Teams should try to go through this cycle at least every month. If you’re good, maybe every week.

Set Up A Feedback Loop

Set up a workflow where a human can review the outputs of your model and flag when an error occurs. This is particularly appropriate when it’s easy for human review to catch mistakes across a lot of model inferences. The most common way this occurs is when customers notice mistakes in the model outputs and complain to the ML team. This is not to be underestimated, as this channel lets you directly incorporate customer feedback into the development cycle! A team can have humans double-check model outputs that a customer might miss: think of an operations person watching a robot sort packages on a conveyor belt and clicking a button whenever they notice an error occurring.
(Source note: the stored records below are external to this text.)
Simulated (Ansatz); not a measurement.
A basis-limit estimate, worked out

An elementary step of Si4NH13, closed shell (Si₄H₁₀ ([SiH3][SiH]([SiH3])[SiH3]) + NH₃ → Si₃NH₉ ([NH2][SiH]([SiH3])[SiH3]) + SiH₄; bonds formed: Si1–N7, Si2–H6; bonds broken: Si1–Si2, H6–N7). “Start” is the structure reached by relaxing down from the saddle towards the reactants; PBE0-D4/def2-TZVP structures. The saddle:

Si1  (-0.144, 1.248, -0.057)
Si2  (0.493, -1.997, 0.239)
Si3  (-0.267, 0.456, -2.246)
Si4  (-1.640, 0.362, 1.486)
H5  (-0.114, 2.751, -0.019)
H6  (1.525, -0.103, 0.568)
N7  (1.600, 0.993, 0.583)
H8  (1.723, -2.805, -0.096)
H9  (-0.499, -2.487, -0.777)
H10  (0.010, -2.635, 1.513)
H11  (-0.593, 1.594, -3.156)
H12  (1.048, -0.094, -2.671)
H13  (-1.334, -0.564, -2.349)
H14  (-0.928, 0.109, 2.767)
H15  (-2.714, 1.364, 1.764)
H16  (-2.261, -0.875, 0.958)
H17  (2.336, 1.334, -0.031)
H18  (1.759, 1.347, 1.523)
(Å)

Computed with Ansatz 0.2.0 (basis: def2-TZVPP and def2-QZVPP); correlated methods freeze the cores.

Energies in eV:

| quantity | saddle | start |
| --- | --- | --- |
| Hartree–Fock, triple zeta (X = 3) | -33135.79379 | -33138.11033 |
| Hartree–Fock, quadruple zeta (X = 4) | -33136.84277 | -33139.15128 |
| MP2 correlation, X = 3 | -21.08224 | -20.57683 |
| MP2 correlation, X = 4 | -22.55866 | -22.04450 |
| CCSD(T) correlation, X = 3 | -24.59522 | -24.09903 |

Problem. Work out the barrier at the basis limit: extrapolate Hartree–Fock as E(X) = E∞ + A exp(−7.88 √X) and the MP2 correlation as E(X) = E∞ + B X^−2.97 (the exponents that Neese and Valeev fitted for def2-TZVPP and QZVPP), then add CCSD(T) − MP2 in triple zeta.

When the models run at too high a frequency for humans to check, consider setting up automated double-checking. This is particularly useful when it’s easy to write “sanity checks” against the model outputs. For example, flagging whenever a lidar object detector and 2D image object detector disagree on a certain object, or when a frame-to-frame detector disagrees with a temporal tracking system. When it works, it provides a lot of helpful feedback on where failure cases occur. When it doesn’t work, it simply exposes errors in your checking system or misses out on situations where all the systems made an error, which is pretty low risk high reward.

Lastly, one can utilize feedback from the model’s feedback on the training set. For example, examining the model’s disagreement with its training / validation dataset (i.e. high loss examples) surfaces high-confidence failures or labeling errors. Analysis of neural network embeddings can provide a way to understand patterns of failure modes in the training / validation dataset and find differences in the distribution of the raw data between the training and production datasets.

Automate and Delegate

A big part of iterating faster is reducing the amount of effort needed to do a single cycle of iteration. However, there’s always ways to make things easier, so one must prioritize what to improve. I like to think about effort in two ways: clock time and human time.

In a production context, human time is a far more limited resource. Intermittent usage of human time also imposes significant switching costs and is inconvenient for the user. Generally, it’s much more important to automate away human time, especially when the time required comes from a skilled ML engineer. For example, it’s extremely common but wasteful to have multiple scripts that must be manually run in sequence with some manual moving of files between steps.

Either way, it is important to minimize the amount of time (and associated costs) needed from humans to improve the model. While teams that are early on in the process might rely on an ML engineer to curate the dataset, it’s often more economical (or in the radiologist case, necessary) to have an operations user or domain expert without ML knowledge take on the heavy lifting of data curation. At that point, it becomes important to set up an operational process with good software tooling to label, quality check, improve, and version control the dataset.